According to Coleman, the whole SAT revamp stems from a democratic impulse that the test should not be about “what you have” but about “the dedication you show through practice.”

“The data show that practice is an equal opportunity employer, that across income groups, across race, it advances you. We’re seeing students of all races and backgrounds devoting themselves to it,” he said.

Salman Khan, founder and executive director of the Khan Academy. (Photo: Stephen Lam/Reuters)

Robert Schaeffer, the public education director at FairTest, the National Center for Fair & Open Testing, advocates for replacing the SAT, ACT and similar tests with test-optional college admissions. He’s long been critical of claims that coaching for these sorts of standardized tests is not possible.

“If the SAT were not coachable, it would be about the only human endeavor that is not,” Schaeffer told Yahoo News. “When getting one question right or wrong is about 10 points, you don’t need a lot more questions right to go up about 100 or more.”
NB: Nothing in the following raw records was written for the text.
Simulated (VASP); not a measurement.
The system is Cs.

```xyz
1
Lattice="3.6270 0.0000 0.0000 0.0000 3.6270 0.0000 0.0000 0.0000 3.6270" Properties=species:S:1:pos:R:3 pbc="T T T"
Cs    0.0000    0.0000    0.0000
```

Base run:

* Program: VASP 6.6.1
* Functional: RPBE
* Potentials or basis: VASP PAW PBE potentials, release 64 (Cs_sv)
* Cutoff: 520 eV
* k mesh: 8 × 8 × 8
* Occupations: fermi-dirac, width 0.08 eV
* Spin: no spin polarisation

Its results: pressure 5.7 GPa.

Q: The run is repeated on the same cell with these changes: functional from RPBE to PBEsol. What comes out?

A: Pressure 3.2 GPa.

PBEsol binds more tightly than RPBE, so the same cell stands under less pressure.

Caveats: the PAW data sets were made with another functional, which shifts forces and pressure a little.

For this reason, he said, wealthy parents buy their children a leg up on the competition by signing them up for test-prep programs offered by Kaplan or the Princeton Review.

“Grab a local Yellow Pages and look at the addresses of where coaching centers were located. In New York City, they’re going to be on the Upper West Side and Scarsdale-type suburbs,” Schaeffer said. “They don’t tend to be in central Harlem or other low-income areas. It’s not because the coaching companies are racist. They only care about one color, and it’s green: They go where the money is.”

Schaeffer is skeptical of claims that the latest revision of the SAT will make it a fairer or more accurate tool, though he said improvements have been made. (He thinks the test was revamped to make the test more consumer-friendly after the ACT overtook the SAT as the nation’s most popular college admissions exam in 2012, for the first time in its history.)

Coleman and Khan don’t merely want the new testing program to have a democratizing effect — they also want it to encourage the sort of learning habits that enable grownups to sink or swim in today’s accelerating market.

“We’re really trying to turn the SAT and the PSAT into an invitation to practice, into an inspiration as it were. A challenge that changes you rather than a challenge that defines you.”

Citing a column by Tom Friedman in the New York Times, Coleman said all people need to own their future in our rapidly changing society — whoever they are. Jobs and the economy are changing rapidly, and one will need to continually refresh his or her skills and education in order to keep up, he said.

“I want the new SAT to become a symbol to the people that through practice they can take command of their lives. They can become something different from who they are,” he said. “I think that’s the big idea here.”